Lebanon has lost its foundation. Its inability to govern is a condition that goes back to 1970. Any country that remains a battlefield 31 years after the end of a civil war would struggle to survive.
The temptation to follow the narrative that there are “two sides to every story” holds little weight when measured against Lebanon’s reality. Yet, a list of misinformed comparisons echoes among analysts. Perhaps this is out of a concern to not appear ”one-sided” or a desire to remain ”sensitive” towards an armed group’s position.
Take, for example, the case from last week of the American ambassador to Lebanon, Dorothy Shea, pushing for a World Bank arrangement that would allow Beirut to purchase enough Jordanian electricity while avoiding Caesar Act sanctions. That is not the same as Hezbollah leader Hassan Nasrallah promising an Iranian oil tanker while circumventing Lebanese state authority that his paramilitary force helped paralyse. The former is a diplomat pursuing politics through standard state channels. The latter is a proxy militia leader, sponsored by Iran, responsible for enduring state failure.
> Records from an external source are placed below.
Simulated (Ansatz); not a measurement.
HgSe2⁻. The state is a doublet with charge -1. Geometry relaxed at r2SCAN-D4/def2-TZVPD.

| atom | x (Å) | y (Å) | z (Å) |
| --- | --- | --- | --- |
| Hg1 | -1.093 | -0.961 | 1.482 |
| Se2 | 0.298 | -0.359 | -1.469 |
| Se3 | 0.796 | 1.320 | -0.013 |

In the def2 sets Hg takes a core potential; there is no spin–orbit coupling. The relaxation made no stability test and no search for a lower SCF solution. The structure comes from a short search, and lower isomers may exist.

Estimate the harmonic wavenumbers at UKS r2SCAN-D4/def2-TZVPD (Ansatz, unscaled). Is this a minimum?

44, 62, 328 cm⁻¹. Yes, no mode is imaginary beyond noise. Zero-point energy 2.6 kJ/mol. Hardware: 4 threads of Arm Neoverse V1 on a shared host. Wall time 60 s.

Then there are the attempts to compare Hezbollah with other political groups. For example, it is wrong to describe as militiamen members of the Lebanese Forces political party who hurled sectarian slurs and viciously attacked protesters during the Beirut Port blast anniversary on August 4. The Lebanese Forces are not a militia. Thugs undoubtedly resorted to violence, and those criminals must be held to account.
On the other hand, it is Hezbollah members – who launched rockets into empty patches of Shebaa Farms earlier this month in order to avoid full-scale Israeli reprisal and angered villagers from Hasbaya for placing them in harm’s way – who are militiamen. They belong to the country’s only post-war militia. The problem with labelling previously armed groups as ”militia-in-waiting” – and thereby characterising every Lebanese political party as a paramilitary force – is that it removes Hezbollah’s unique and detrimental place in the country’s politics.
Of course Arab tribes in the town of Khalde used low-grade weaponry earlier this month. It is also a fact that Palestinian factions in camps across the country retain small arms. And various groups have used guns since the end of the civil war. But their weaponry cannot be compared to Hezbollah’s sophisticated arsenal, or the group’s ability to wage terror and conduct political assassinations. Violent opponents may pose short-term security challenges, but when that line is crossed, they are immediately dealt with by the Lebanese army. Justice, however, is one-sided. Hezbollah have free rein to exert authority as they see fit.
Similarly, it is not fair to compare the so-called March 14 Alliance with the March 8 Alliance. Indeed, there are no firm pros and cons to both political coalitions. The former called for political reform, wanted the previously occupying Syrian army out of Lebanon, independence from Syrian President Bashar Al Assad’s henchmen and Hezbollah’s disarmament. The latter wanted to preserve the status quo, including Mr Al Assad’s influence over Beirut, at least until Hezbollah inherited that security arrangement. March 14 – whatever one thinks of that movement today – did not use violence to achieve political ends. March 8’s most potent party, Hezbollah, forced a "national unity government" on its terms by turning weapons inwards in May 2008, as its heavily armed fighters seized control of western Beirut in what was meant to be a show of force.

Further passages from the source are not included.